ACES: Software for AI on HPC

Overview

Instructor(s): Dr. Zhenhua He and Richard Lawrence

Time: Tuesday, February 18, 2025 10:00AM-12:30PM CT

Location: Online using Zoom

Prerequisite(s): Active ACCESS ID, basic Linux/Unix skills

This short course will provide an overview of the resources available on the ACES cluster to support AI workflows and applications. We will introduce a wide range of tools useful for management of software, data, and jobs. Later classes taught by HPRC will expand on individual topics.

Course Materials

Presentation Slides

The presentation slides are available as downloadable PDF files.
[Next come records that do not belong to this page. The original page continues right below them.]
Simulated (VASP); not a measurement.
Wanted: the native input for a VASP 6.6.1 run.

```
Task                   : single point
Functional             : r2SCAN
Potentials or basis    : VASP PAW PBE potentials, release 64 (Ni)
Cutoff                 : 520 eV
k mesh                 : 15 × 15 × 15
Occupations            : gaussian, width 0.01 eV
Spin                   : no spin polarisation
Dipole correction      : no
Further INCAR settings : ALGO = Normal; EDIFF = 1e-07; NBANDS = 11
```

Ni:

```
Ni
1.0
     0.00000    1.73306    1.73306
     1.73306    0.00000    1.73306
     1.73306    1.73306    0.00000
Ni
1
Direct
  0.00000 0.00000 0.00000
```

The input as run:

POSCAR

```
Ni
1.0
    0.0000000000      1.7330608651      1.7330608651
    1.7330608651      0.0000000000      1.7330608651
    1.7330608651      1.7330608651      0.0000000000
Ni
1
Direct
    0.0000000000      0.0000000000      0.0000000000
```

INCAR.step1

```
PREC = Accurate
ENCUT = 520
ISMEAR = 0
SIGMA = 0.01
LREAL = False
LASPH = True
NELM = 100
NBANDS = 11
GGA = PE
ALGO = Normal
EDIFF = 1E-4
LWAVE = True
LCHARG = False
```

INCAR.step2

  • ACES: Software for AI on HPC (Spring 2025): PDF

Learning Objectives and Agenda

In this course, participants will:

  • Understand the role of HPC in AI Workflows
  • Learn to set up and manage HPC environments for AI
  • Understand software for resource management and AI Workload Distribution
  • Learn ways to optimize AI performance on HPC clusters

This course focuses, among others, on the following topics:

  • Introduction to HPC for AI
    • What is HPC, and why is it important for AI?
    • Overview of HPC resources
  • Environment Setup on HPC Clusters
    • Modules System
    • Conda/Virtual Environment
    • Containers
  • Software for Efficient Resource Management and Allocation
    • SLURM
    • Drona
    • AI Workload Distribution Software
    • Specialized software
      • Intel oneAPI for Intel GPUs
      • Graphcore poplar SDK
    • Hugging Face Hub
  • Performance Optimization
      System Management Interface SMI
      • nvidia-smi
      • xpumcli
      • sysmon
    • NVIDIA Nsight
    • TensorBoard